In this slip and fall premises liability action, defendant city of South Lyon ("South Lyon") appeals by leave granted the trial court's order denying its motion to name Enterel, Inc., as a non-party at fault. We affirm.


Plaintiff alleged that she tripped and fell on a sidewalk located within South Lyon. According to plaintiff, Enterel had recently replaced the sidewalk in question under a contract to install fiber optic cable for Ameritech, Inc. Plaintiff claimed that the newly installed concrete slabs sunk below the level of the adjoining slabs, creating an uneven and hazardous surface. Plaintiff further asserted that South Lyon was informed of the problem well before her accident. She alleged that defendants negligently, carelessly, and improperly maintained and constructed the sidewalk.

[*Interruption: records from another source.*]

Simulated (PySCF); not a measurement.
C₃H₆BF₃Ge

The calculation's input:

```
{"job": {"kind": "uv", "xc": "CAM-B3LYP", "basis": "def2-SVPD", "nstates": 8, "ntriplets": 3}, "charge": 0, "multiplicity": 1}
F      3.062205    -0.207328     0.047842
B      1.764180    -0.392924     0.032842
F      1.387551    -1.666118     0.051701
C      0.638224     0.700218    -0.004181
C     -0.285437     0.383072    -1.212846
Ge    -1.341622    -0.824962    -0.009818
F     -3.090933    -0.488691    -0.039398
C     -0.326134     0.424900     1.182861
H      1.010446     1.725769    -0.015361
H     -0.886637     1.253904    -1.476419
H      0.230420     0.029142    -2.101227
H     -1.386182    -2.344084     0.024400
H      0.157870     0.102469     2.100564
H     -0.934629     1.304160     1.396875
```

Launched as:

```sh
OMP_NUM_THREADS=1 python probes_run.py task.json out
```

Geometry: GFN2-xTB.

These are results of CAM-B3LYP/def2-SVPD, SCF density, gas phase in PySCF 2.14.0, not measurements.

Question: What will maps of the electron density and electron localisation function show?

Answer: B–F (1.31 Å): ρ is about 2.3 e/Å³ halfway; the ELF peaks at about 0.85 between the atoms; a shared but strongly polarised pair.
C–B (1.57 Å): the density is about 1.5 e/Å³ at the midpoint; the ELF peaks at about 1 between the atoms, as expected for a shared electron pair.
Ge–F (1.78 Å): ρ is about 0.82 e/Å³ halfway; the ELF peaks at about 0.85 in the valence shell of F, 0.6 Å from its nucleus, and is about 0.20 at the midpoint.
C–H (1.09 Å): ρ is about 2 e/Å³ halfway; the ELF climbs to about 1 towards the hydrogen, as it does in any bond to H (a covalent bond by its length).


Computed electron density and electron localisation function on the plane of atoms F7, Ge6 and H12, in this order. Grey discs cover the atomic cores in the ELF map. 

Both Enterel and South Lyon moved for summary disposition on the grounds that the danger was open and obvious. While the trial court granted Enterel's motion, it denied South Lyons' motion, citing Haas v City of Ionia, 214 Mich App 361; 543 NW2d 21 (1995), because a municipality cannot rely upon the open and obvious defense where liability is premised on a failure to repair its sidewalk. After the trial court denied its motion, South Lyon requested permission to identify Enterel, under MCR 2.112(K), as a non-party at fault and the trial court granted this request at the conclusion of the hearing. However, plaintiff subsequently objected to Enterel being named as a non-party at fault and filed a motion to set aside the trial court's order. Plaintiff asserted that naming Enterel as a non-party at fault would be inconsistent with the trial court's determination that Enterel had no duty because of the open and obvious determination. The trial court agreed and set aside its previous order.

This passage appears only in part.